This dataset depends on the US Equity Security Master dataset because the US Equity Security Master dataset contains information on splits, dividends, and symbol changes.

For more information about the Estimize dataset, including CLI commands and pricing, see the dataset listing.

About the Provider

ExtractAlpha was founded by Vinesh Jha in 2013 with the goal of providing alternative data for investors. ExtractAlpha's rigorously researched data sets and quantitative stock selection models leverage unique sources and analytical techniques, allowing users to gain an investment edge.

Getting Started

The following snippet demonstrates how to request data from the Estimize dataset:

from QuantConnect.DataSource import *

self.aapl = self.add_equity("AAPL", Resolution.DAILY).symbol
self.estimize_consensus_symbol = self.add_data(EstimizeConsensus, self.symbol).symbol
self.estimize_estimate_symbol = self.add_data(EstimizeEstimate, self.symbol).symbol
self.estimize_release_symbol = self.add_data(EstimizeRelease, self.symbol).symbol
using QuantConnect.DataSource;

_symbol = AddEquity("AAPL", Resolution.Daily).Symbol;
_estimizeConsensusSymbol = AddData<EstimizeConsensus>(_symbol).Symbol;
_estimizeEstimateSymbol = AddData<EstimizeEstimate>(_symbol).Symbol; 
_estimizeReleaseSymbol = AddData<EstimizeRelease>(_symbol).Symbol; 

Data Summary

The following table describes the dataset properties:

PropertyValue
Start DateJanuary 2011
Asset Coverage2,800 US Equities
Data DensitySparse
ResolutionDaily
TimezoneUTC

Requesting Data

To add Estimize data to your algorithm, call the AddDataadd_data method. Save a reference to the dataset Symbol so you can access the data later in your algorithm.

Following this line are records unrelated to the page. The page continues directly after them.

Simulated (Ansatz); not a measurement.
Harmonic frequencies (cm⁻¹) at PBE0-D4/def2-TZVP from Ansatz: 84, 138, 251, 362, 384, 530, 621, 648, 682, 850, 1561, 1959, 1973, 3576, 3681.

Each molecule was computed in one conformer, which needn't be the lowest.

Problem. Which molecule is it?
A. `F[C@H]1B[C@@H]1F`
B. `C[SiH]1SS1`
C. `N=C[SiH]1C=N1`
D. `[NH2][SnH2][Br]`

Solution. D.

class ExtractAlphaEstimizeDataAlgorithm(QCAlgorithm):

    def initialize(self) -> None:
        self.set_start_date(2019, 1, 1)
        self.set_end_date(2020, 6, 1)
        self.set_cash(100000)

        self.aapl = self.add_equity("AAPL", Resolution.DAILY).symbol
        self.estimize_consensus_symbol = self.add_data(EstimizeConsensus, self.symbol).symbol
        self.estimize_estimate_symbol = self.add_data(EstimizeEstimate, self.symbol).symbol
        self.estimize_release_symbol = self.add_data(EstimizeRelease, self.symbol).symbol
public class ExtractAlphaEstimizeDataAlgorithm : QCAlgorithm
{
    private Symbol _symbol, _estimizeConsensusSymbol, _estimizeEstimateSymbol, _estimizeReleaseSymbol;

    public override void Initialize()
    {
        SetStartDate(2019, 1, 1);
        SetEndDate(2020, 6, 1);
        SetCash(100000);

        _symbol = AddEquity("AAPL", Resolution.Daily).Symbol;
        _estimizeConsensusSymbol = AddData<EstimizeConsensus>(_symbol).Symbol;
        _estimizeEstimateSymbol = AddData<EstimizeEstimate>(_symbol).Symbol; 
        _estimizeReleaseSymbol = AddData<EstimizeRelease>(_symbol).Symbol;
    }
}

Accessing Data

To get the current Estimize data, index the current Slice with the dataset Symbol. Slice objects deliver unique events to your algorithm as they happen, but the Slice may not contain data for your dataset at every time step. To avoid issues, check if the Slice contains the data you want before you index it.

def on_data(self, slice: Slice) -> None:
    if slice.contains_key(self.estimize_consensus_symbol):
        data_point = slice[self.estimize_consensus_symbol]
        self.log(f"{self.estimize_consensus_symbol} mean at {slice.time}: {data_point.mean}")

    if slice.contains_key(self.estimize_estimate_symbol):
        data_point = slice[self.estimize_estimate_symbol]
        self.log(f"{self.estimize_estimate_symbol} EPS at {slice.time}: {data_point.eps}")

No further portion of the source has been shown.